06 May 2012

Pet Sematary Two

WHY THIS MOVIE (things written before watching Pet Sematary Two):

Edward Furlong and Anthony Perkins I think of in roughly the same way. It's to do with creepy sexiness and troubled interiors. They're pretty boys who seem broken in some vague way.


In real life they never achieved huge success but starred in famous movies. They add a quality of incompleteness to the characters they play, and their incompleteness seems related to a kind of existential misery and an overabundance of feelings. Like they're too trapped in themselves to be what other people want them to be. When they're on screen I feel somehow close to them. They're actors I identify with to a degree I feel uncertain about because I've never investigated their real world lives, it could be total fantasy. What I'm describing is how I feel when I see them in movies.
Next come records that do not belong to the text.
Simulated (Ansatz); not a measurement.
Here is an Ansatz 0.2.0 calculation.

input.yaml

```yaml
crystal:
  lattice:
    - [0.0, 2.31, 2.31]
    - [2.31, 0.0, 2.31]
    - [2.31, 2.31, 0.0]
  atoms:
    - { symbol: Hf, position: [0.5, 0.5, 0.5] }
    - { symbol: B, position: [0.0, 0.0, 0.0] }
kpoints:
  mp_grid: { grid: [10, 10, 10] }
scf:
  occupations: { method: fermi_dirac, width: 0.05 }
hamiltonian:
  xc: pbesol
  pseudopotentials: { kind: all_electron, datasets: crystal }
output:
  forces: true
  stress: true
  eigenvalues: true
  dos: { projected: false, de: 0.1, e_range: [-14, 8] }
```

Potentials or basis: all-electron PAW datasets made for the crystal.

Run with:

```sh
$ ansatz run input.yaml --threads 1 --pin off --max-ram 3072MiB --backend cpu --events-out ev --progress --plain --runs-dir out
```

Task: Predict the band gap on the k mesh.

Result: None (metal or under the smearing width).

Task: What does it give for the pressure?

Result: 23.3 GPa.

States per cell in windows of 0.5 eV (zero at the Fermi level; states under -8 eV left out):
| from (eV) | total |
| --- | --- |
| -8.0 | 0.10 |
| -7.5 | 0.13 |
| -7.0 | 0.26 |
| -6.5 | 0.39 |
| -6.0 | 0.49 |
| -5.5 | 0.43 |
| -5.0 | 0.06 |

Pet Sematary Two was directed by Mary Lambert. Thankfully. Like Barbara Peeters with Humanoids from the Deep, or Kathryn Bigelow with Near Dark and Point Break, Lambert is a female who treasures the particulars of masculine pop movies. Lambert gets it. She gets what's fun and interesting about horror movies, and she imprints her strong personality onto the movie, offering contributions to the horror vernacular. This is cool because it means she's not trying to outdo horror movies, or whatever, i.e. she's not placing herself above the tradition, but instead she's trying to make an interesting and good horror movie. And the reader of Inner Genre knows I love love when an outsider interprets Hollywood formula because the outsider, if confident with oneself, will invariably expose interesting and exciting details about the outsider and about the formula.

Lambert also directed Pet Sematary One, a movie that is one of five movies that scared and scarred me as a child (the others being the original The Blob, original Night of the Living Dead, Leviathan, and a Nightmare on Elm Street movie not sure which one). And she directed early Madonna music videos, e.g. Material Girl, Like a Virgin, and Like a Prayer. Imagine if you were the person who directed those videos. I sincerely hope Lambert wakes up each morning feeling good about herself. She also directed an episode of the Rebel Highway series, but unfortunately I tired of the series before I made it to her episode.


THIS MOVIE (things written after watching Pet Sematary Two):

Cool.

Pet Sematary Two blends elements of teenager movies with horror movies, resulting in an emotionally charged and rock fueled movie.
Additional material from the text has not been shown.